College Application Vocabulary

College applications can be confusing if you don't know the vocabulary.  We are here to help!

Common Application: An undergraduate admission application used by multiple universities. If you plan to apply to multiple universities, use the common app, it will save you time.

College Opportunity Fund (COF)The College Opportunity Fund (COF), created by the Colorado Legislature, provides a stipend to eligible undergraduate students. The stipend pays a portion of your total in-state tuition when you attend a participating college.  All students planning to attend college in Colorado should apply.

Colorado State SAT vs. National SAT

The SAT is a standardized test widely used for college admissions that all Colorado juniors take in the spring.  Students do not need to register or pay for this exam, and it is administered at CVHS during the school day (more information will be coming soon).

There are also National Test Dates for all students in the nation to use for college admissions.  Students must register and pay for these exams.  There are many testing centers available, including Castle View High School for the October 5th, December 7th, and June 7th SAT exams.

All DCSD students need to provide documentation of meeting or exceeding the required level of readiness in both Mathematics and Reading, Writing, and Communicating as a graduation requirement.  Students must receive a 470+ in Reading, Writing, and Communication, and a 500+ in Mathematics on the SAT to pass this requirement.

Deferred Enrollment: Put off to a later time; postpone enrollment. This is most commonly used for a mission trip or gap year experience.  This is an opportunity for students who have been admitted to delay or defer enrollment for a year or a semester.

College-initiated deferral refers to a college's use of deferring students who applied in early action or early decision rounds to the regular decision applicant pool.  They may require more information sent before they can accept or deny enrollment.

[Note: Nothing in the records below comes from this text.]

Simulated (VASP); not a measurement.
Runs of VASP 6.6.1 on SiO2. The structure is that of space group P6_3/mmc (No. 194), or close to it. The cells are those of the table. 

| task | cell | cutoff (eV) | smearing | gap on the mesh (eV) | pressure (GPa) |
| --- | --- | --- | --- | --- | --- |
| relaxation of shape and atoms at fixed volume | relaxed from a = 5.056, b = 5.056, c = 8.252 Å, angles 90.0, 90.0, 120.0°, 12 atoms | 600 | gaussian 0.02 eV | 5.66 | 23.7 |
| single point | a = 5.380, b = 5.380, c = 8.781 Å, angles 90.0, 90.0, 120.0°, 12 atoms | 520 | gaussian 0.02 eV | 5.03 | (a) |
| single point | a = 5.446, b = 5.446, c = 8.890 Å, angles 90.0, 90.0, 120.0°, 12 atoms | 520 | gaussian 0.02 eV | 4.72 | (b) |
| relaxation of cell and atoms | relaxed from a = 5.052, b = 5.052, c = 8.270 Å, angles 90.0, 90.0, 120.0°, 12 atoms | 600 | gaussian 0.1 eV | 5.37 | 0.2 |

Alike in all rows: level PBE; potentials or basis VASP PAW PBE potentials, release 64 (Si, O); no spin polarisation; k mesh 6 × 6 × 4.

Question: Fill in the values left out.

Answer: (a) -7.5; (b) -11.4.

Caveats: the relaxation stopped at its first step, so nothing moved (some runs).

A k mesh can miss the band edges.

Early Action: Deadline is typically November 1st or November 15th.  Early Action is when a prospective student applies for admission by early deadline (before the regular admission deadline) and receives notice of acceptance, denial, or deferment with no obligation to the university to enroll, if accepted for admission.

Early Decision: Deadline typically November 1st.  Through this program offered by many post-secondary schools, students willing to commit to a school, if accepted, submit their application by a date well before the general admission deadline.  If accepted, the student must enroll in the school, so students should only apply early decision to their first choice school.

Expected Family Contribution (EFC): The EFC is the amount of money you and your family could be expected to pay for one year of college costs, based on the data gathered from FAFSA and determined by a federal formula applied to the data.  This figure often differs from the actual amount you will be required to pay.

Free Application for Federal Student Aid (FAFSA): The most vital step in applying for federal grants, work-study, and loans for colleges.  FAFSA Applications are based off of tax information and opens December 1st every year.  Why Should You File FAFSA As Early As Possible

FERPA: The Family Educational Rights and Privacy Act (FERPA) is a Federal law that protects the privacy of student education records.  The law applies to all schools that receive funds under an applicable program of the U.S. Department of Education.  Common App requires students to sign a FERPA release to grant high schools permission to send records.  Students also need to waive or not waive their right to review recommendations and other forms.  Waiving rights lets colleges know that the student doesn't plan to read his/her recommendations.  This helps reassure colleges that the letters are candid and truthful.  Some recommenders may only write a letter if FERPA rights have been waived.

Grants:  Grants, like loans and most scholarships, are based on financial need.  A grant may be provided by federal or state governments, an institution, a foundation, or some other nonprofit funding source and does not have to be repaid.

The Occupational Outlook Handbook is a publication of the United States Department of Labor's Bureau of Labor Statistics that includes information about the nature of work, working conditions, training and education, earnings and job outlook for hundreds of different occupations in the United States.

Regular Decision: Deadline is usually between January 1st and February 1st.   

Rolling Admissions: No specific deadline; admissions decisions are made as applications are received.  This is a practice used by some institutions to review and complete applications as they arrive, rather than according to a set deadline.

Work Study Programs: Most colleges offer work-study programs.  They allow students to work part time during the school year as part of their financial aid package.  The jobs are usually on campus and the money earned is used to pay for tuition or other college charges.